If you’re looking for a summary of all the blunders Mayor Mel Lastman has made over the years go no further than his official website, mellastman.com. There you’ll see him warmly shaking hands with a Hell’s Angels thug. You’ll see some of the native Kenyans Mel worried might eat him when he travelled to Mombassa to promote Toronto’s Olympic bid. You’ll see the tanks that rolled through our streets back in ‘99, the ones Mel called in to protect us—from the snow. His bio even mentions that his wife got nabbed for shoplifting. Honest.

If at first it seems strange that he would proudly—and it is proudly, check it out for yourself—display these unseemly moments from his public life, after a consideration of exactly what it is that’s appealing about Lastman, it makes perfect sense. Lastman epitomizes what only a very lucky or very adept politician can: the common man.

Lastman has been successful for so long because he seems like a guy from the block. He works hard, he listens to what regular folks tell him, and yes, he screws up every now and again. And again. Lastman has proven that when a politician does something stupid we can forgive him, even be endeared to him, if he is truly contrite. And Mel does contrition like no other. Better an honest leader whose knowledge of Africa comes from Looney Toons than one who is slick enough to manipulate us.

Notably absent from Lastman’s website bio are the MFP computer contract scandal and, of course, that darn paternity suit thing. The reason for the omissions is at once obvious: they don’t jibe with his image as the working class kid from Kensington who made good in the furniture business before charming his way into the mayorship of Canada’s biggest city. And it’s because of these slip-ups, particularly the procurement scandal, that public opinion has turned against Lastman. It’s as if the people of Ontario have said ‘you can fuck up in front of a mic, you can even fuck around on your wife, but don’t you dare fuck with our money!’

While Lastman has over the years played the Regular Joe role with the ease that comes with actually being one, others’ use of it is more calculating. Take Mike Harris and the provincial Tories of the nineties. True, Harris, a university drop-out and ex-golf-pro is not exactly an aristocrat, but it is clear that his and his party’s image, their “Common Sense,” was part of a well-planned package marketed to Ontarians. And we bought it. As we came to learn, however, and as current Premier Ernie Eves is learning while backtracking one-by-one on his predecessor’s policies, it wasn’t so much common sense they were pushing as it was crude utilitarianism, scapegoating and blind faith in privatization.

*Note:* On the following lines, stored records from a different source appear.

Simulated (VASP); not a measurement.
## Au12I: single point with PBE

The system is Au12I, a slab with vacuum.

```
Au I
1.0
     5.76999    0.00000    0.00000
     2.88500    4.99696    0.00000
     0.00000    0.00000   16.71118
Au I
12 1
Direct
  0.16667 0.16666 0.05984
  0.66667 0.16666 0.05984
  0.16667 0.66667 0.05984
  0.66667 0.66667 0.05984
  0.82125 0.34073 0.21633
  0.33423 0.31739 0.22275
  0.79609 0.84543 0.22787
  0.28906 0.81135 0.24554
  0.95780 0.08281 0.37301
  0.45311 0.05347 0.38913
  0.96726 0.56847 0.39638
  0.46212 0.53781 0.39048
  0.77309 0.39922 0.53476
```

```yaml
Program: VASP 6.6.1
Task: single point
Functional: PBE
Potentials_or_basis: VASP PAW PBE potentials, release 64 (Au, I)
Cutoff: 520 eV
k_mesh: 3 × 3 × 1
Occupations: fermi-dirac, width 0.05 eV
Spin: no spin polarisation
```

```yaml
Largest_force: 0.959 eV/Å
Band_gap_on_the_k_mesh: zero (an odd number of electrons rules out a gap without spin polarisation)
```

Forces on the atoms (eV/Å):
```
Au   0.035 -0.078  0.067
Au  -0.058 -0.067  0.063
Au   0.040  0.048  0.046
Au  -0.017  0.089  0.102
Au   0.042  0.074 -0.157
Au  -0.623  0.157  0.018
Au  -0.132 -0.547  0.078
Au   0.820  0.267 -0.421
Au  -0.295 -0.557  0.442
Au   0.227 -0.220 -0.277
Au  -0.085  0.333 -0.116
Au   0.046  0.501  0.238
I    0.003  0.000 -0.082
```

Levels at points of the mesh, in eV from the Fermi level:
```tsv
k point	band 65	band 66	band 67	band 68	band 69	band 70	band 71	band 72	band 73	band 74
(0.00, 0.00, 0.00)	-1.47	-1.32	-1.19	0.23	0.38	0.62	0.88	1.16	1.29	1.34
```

Which brings us to Dubya. The gutsy, no-guff gunslinger. Not since the sixties, when they were enamoured by tales of Lyndon Johnson’s penchant for profanity and habit of chatting with White House guests while sitting on the toilet, have Americans been led by someone so in touch with middle America. As it has with Lastman and Harris, the common man image gives Bush a certain leeway with the public—they trust him because he’s one of them. No matter that he’d rather help out big oil than protect the environment. No matter that he wants to cut taxes for multi-millionaire heirs and those who play the stock market while making it harder for regular families to get such government assistance as tax credits and school lunches.

What the American people see in their straight-talking Commander in Chief is a man who refuses to apologize for being American, who will stand up for them on a world stage crowded with Islamic terrorists, pompous Frenchman and ungrateful Germans. In an era in which Americans have felt that their values, not to mention their lives, have been under attack, this image has been key to his popularity.

But as the deficit soars and the economy sags, as his administration continues a war in Afghanistan, starts another in Iraq and sets its sights on North Korea, and as the wounded Democrats regroup for 2004, the American People show signs of looking beyond Dubya’s image. CBS / New York Times polls show that Bush’s approval ratings have been decreasing steadily since they peaked just after September 11. As Harris and Lastman know, the common man shtick can only take you so far.